Growing from a seed

Kale has to be one of the easiest plants to get to sprout. Plant a few seeds in a little seedling pot atop a few cm of soil, and then cover with about 1 cm of soil. Find a spot that gets some sun; I choose afternoon sun as it is a bit more gentle on the seeds than the morning sun. Then make sure you water the seeds once a day. You will only need a few drops of water to wet the soil as you do not want to drown the seeds. Kale is a relatively fast sprouter and a few of my seeds sprouted in about 5-10 days.

Kale seeds will also manage to look after themselves if you need to go away for a week. Just make sure you put the seedling pots in a container that you can pour some water into that can seep into the soil and water the seeds while you are away. Once the kale has sprouted they will need daily watering to stay healthy and not wilt.

Kale seedlings

The kale seedling will look very different to an adult kale plant, so prepare yourself for that. The kale seedling will grow on a long thin stalk with two heart-shaped leaves at first. As it matures it will sprout additional heart leaves further down the stalk. If you have multiple seedlings grow in your seedling pot then you will need to separate them into their own individual pots after a few days (just wait a bit to make sure your other seeds aren’t about to sprout). Usually I would put them in larger plastic pots at this stage, these pots are those that are used to house baby plants.

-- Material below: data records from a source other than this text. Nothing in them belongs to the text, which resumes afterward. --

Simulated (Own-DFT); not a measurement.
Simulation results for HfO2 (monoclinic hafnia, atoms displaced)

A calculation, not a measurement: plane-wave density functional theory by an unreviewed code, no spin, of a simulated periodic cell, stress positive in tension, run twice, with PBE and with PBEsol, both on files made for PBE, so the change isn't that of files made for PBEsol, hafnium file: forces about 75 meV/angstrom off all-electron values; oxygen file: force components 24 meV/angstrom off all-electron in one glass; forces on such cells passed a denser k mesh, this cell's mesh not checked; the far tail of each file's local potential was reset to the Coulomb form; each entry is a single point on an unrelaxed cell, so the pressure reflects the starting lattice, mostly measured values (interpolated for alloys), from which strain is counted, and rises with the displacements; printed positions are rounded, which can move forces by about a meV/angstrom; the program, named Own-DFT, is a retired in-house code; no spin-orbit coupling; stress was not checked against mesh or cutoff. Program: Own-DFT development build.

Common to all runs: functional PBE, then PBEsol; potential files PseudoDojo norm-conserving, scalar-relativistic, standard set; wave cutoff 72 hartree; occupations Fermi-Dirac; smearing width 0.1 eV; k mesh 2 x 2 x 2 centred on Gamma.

The second set of leaves that will grow on your kale seedling will have the typical, well known kale shape to them. This I find very satisfying as you feel like you are now successfully growing a kale plant. Wait a couple of weeks for the second set of leaves to develop and then re-pot.

Re-potting seedlings

Re-pot the seedlings each into their own container. For me this was separating my two seedlings into two containers. I decided to place them in a pot that looked MUCH too big for them so as to not have to re-pot for quite some time. Make sure you don’t pick to big a pot and end up over-watering though. In the photos below my kale seedlings would be about 1 month old, stand about 10 cm tall and are getting their third set of leaves. At this point the seedlings still need to be kept inside at room temperature or in a glass house.


The second set of leaves will have the typical kale shape which I have found quite exciting. As they get a big bigger they also start to develop that bubbly texture known to kale plants.

The kale seedlings fell over at about week three, which I think was from the weight of the leaves, due to this I stuck a skewer in the pot so I know the leaves will continue to get lots of sunlight exposure.

I re-potted the kale for the third time about three weeks after the last re-potting and then placed them outside. They did struggle to take a little bit with being outside after having weeks indoors. The pots I re-potted them into really weren’t much bigger but the kale ended up looking a whole lot healthier after this. From here you just need to wait for the leaves to grow enough to be able to harvest some from the plant without taking most of the plant away.


You can harvest the kale leaves when they are about the size of your hand. They can easily be used in a lot of dishes. If you have sprayed or fertilised them please follow the packet instructions. My kale plants had nothing applied to them during growing so this is not something I had to worry about. Pick the leaves from the outer edges, leaving enough leaves for the plant to continue growing more leaves for you.